Norman M. Behr and Virginius V. Zipris, both of New York City, for petitioners.
Milton M. Sittenfield, of New York City, for receiver.
[MAJORITY — LEARNED HAND, District Judge]
LEARNED HAND, District Judge
(after stating the facts as above). The question as stated in St. Louis & San Francisco Railroad v. Johnston, 133 U. S. 566, 576, 10 Sup. Ct. 390, 33 L. Ed. 683, is in principle only a question of fact; i. e., whether the bank, on receiving the check, intended to become the owner and give the depositor an immediate credit, or whether the intent was that the bank should hold the checks for collection, and that, the depositor should have no credit until the proceeds were received. It is pretty generally accepted law that, where nothing appears but the receipt of the checks indorsed in blank or for deposit, and an immediate credit in the passbook to the depositor, the checks at once become the property of the bank and cannot be followed. Metropolitan National Bank v. Loyd, 90 N. Y. 530; Lyons v. Union Exchange Bank, 150 App. Div. 493, 135 N. Y. Supp. 121; Cragie v. Hadley, 99 N. Y. 131, 133, 1 N. E. 537, 52 Am. Rep. 9 (obiter); St. Louis & San Francisco R. R. Co. v. Johnston (C. C.) 27 Fed. 243; Brooks v. Bigelow, 142 Mass. 6, 6 N. E. 766. The bank’s right, however, depends upon the depositor’s immediate and unconditional right, and not merely as a favor, to draw upon the deposit, and if it appears that the depositor did not have such right until collection the bank does not become the owner. Scott v. Ocean Bank, 23 N. Y. 289; King v. Bowling Green Trust Co., 145 App. Div. 398, 129 N. Y. Supp. 977; Beal v. Somerville, 50 Fed. 647, 1 C. C. A. 598, 17 L. R. A. 291; Re State Bank, 56 Minn. 119, 57 N. W. 336, 45 Am. St. Rep. 454; Balbach v. Frelinghuysen (C. C.) 15 Fed. 675. Beal v. Somerville, supra, indeed, throws a little doubt upon the general rule, and seems to imply that the presumption is that the bank receives for collection unless the contrary appear. Where the checks are indorsed for collection only the case is of course beyond any question; for example, in Balbach v. Frelinghuysen, supra, where the indorsement was for collection, but the depositor could draw at once, the indorsement prevailed.

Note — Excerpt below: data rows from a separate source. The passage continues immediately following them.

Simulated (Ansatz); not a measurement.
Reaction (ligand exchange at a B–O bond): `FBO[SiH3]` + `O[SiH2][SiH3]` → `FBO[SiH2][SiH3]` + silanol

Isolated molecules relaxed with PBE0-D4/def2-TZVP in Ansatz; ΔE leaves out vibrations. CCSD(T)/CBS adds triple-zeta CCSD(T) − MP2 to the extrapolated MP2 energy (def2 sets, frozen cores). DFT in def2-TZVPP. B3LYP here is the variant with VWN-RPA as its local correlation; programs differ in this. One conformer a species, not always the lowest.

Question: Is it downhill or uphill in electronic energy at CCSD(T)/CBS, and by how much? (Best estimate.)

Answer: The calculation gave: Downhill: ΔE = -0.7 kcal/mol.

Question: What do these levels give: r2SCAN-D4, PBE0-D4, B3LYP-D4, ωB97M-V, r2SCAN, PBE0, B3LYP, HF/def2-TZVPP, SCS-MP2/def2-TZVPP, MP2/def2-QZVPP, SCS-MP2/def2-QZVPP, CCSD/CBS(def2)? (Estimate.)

Applying these rules to the case at bar, it is quite clear that the private bankers would have become the owners of the checks at once, but for the provision in the passbook, “Deposits of checks shall not be drawn against until collected.” In Attie Bros.’ case, the receiver alleges that this provision was waived and that the depositor was expressly given the right to draw at once. It will not be enough, however, merely to show that the bank had permitted the depósitors to draw. Nothing short of an agreement, express or implied by the course of dealing, to' modify the passbook, will answer. On this issue of fact the receiver is entitled to be heard, and there must be a reference. At the time of the reference, if the receiver makes good his claim that the provision in the passbook was expressly modified, it will have to be determined whether the private bankers were insolvent, and knew of their insolvency at the time of receiving the checks. If so, under well-established principles, the receiver cannot hold the proceeds.
The order will be. for the petitioner on the Bortz petition, and for a reference on the Attie Bros, petition. The matter of the rent deposit was disposed of on the argument.